The Red Command was born out of an alliance between common criminals and leftist militants, when the two groups were thrown together in prisons under the military dictatorship that ruled Brazil from 1964 to 1985. The terrible conditions in Candido Mendes prison, on Ilha Grande island in Rio de Janeiro, pushed inmates to band together in order to survive within the system. They first formed a left-wing militia organization called the “Falange Vermelho,” or “Red Phalanx,” but the ideology was soon abandoned as the group became more deeply involved with organized crime, and was dubbed “Red Command” by the press.

By 1979, the group had spread out of the prison and into Rio’s streets. Members who were on the outside were tasked with providing money to those on the inside through criminal activities such as bank robbery, allowing them to maintain a decent quality of life in prison and to finance escape attempts.

The ideas of the Red Command spread to other prisons, and the power of the organization grew. Two decades later, in São Paulo, a similar prisoners’ movement would emerge — the First Capital Command (Primeiro Comando da Capital – PCC).

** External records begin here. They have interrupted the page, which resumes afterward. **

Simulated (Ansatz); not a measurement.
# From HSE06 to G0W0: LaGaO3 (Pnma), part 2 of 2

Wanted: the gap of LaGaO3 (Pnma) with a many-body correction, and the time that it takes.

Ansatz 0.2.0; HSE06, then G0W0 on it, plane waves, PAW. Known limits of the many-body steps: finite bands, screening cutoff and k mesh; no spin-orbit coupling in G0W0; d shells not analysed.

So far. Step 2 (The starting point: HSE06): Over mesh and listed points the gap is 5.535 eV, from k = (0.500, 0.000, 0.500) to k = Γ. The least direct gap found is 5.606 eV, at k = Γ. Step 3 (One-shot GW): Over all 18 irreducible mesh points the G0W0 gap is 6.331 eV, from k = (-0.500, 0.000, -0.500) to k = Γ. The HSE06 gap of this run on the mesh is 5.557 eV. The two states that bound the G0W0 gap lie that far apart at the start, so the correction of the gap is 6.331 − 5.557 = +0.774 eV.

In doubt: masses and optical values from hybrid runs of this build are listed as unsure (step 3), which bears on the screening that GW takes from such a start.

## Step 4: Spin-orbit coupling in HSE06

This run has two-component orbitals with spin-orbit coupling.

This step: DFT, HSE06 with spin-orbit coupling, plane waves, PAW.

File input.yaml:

The Red Command was ideally placed to partner with Colombian cartels when the cocaine trade began to boom in the 1980s, as it had the structure and organization to reliably obtain and distribute large quantities of the drug. Members on the outside now had a clear objective: forming well-armed gangs to take over drug turf in the name of the Command. It gained control of many poor neighborhoods in Rio de Janeiro that had been neglected by the state, setting up a parallel system of government inside the favelas and providing employment to inhabitants long excluded from Brazilian society.

By the 1990s, the city’s all-powerful illegal gambling bosses, known as “bicheiros,” saw their influence diminish, paving the way for the Red Command to become Rio’s top organized crime group and build up its presence in other states.

In 2005, the Red Command was thought to control more than half of Rio de Janeiro’s most violent areas, though this fell to under 40 percent by 2008. A police pacification program intended to bring a state presence to criminally-dominated areas may have further reduced the group’s influence in the early 2010s, but the security strategy’s long-term effects were limited.

The Red Command is thought to have maintained links to the now largely demobilized Revolutionary Armed Forces of Colombia (Fuerzas Armadas Revolucionarias de Colombia – FARC). Red Command leader Luiz Fernando da Costa, alias “Fernandinho Beira-Mar,” was arrested in Colombia in 2001 while allegedly exchanging weapons for cocaine with the guerrillas.

At the end of 2016, a breakdown in a longstanding alliance between the Red Command and the PCC generated a wave of violence in Brazilian prisons. Over the following year, the conflict between the two groups continued as the PCC sought to reduce the power of the Red Command by forming alliances with enemy gangs as well as co-opting Red Command members with the aim of assuming control over drug trafficking in the group’s traditional zones of influence.

The feud has since spilled into neighboring Bolivia, with the two groups fighting for control over drug trafficking routes in the border province of Santa Cruz.

In recent years, the Red Command has also had to contend with militia groups muscling in on its territory, including in Rio de Janeiro, where by 2022 its control had fallen to around a quarter of the city. The loss of control has been partially down to police operations disproportionately targeting favelas held by the group when compared with those under militia control.

Leadership

The Red Command has a relatively loose leadership structure, and has been described as a network of independent actors, rather than a strict hierarchical organization headed by a single leader.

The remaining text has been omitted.